I have the problem that $f(x,y)=g(r,\theta)$, where $x=r\cosh(\theta)$ and $y=r\sinh(\theta)$. I am trying to find $\frac{\delta f}{\delta x}$ from this by using partial derivates.
So far I have an the expression:
$$\frac{\delta g}{\delta r}=\frac{\delta f}{\delta x}(\cosh(\theta)+\frac{\delta f}{\delta y}(\sinh(\theta))$$
and another one similar for $\frac{\delta g}{\delta r}$,
Also using $x^2-y^2=r^2$ and $\theta=\operatorname{tanh}^{-1}(\frac{y}{x})$, I also get get expressions for $\frac{\delta r}{\delta x},\frac{\delta r}{\delta y}, \frac{\delta \theta}{\delta x},\frac{\delta \theta}{\delta y}$.
Finally I also have an expression for:
$$\frac{\delta g}{\delta x}=\frac{\delta g}{\delta r}\cosh(\theta)+\frac{\delta g}{\delta \theta}\frac{-\sinh(\theta)}{r}$$
and again a similar one for $\frac{\delta g}{\delta y}$.
But now I am not sure how to go about going any further... to get $\frac{\delta f}{\delta x}$ could anyone shed any light! Thanks!
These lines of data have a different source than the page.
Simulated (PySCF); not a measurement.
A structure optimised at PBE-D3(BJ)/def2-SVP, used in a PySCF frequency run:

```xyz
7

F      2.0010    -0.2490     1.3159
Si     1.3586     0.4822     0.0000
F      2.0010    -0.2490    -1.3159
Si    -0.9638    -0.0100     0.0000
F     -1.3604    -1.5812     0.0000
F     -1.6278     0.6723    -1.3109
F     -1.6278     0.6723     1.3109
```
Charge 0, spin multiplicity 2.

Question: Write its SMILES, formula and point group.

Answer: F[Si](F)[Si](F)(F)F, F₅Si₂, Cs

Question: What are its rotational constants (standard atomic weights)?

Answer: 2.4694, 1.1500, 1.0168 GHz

That is correct. Since you already know the different partial derivatives involving the coordinates just observe that $\frac{\partial}{\partial x}=\frac{\partial \theta}{\partial x}\frac{\partial}{\partial \theta}+\frac{\partial r}{\partial x}\frac{\partial}{\partial r}$ and apply it to $g$ to obtain the partial derivative of $f$ in terms of the other coordinates.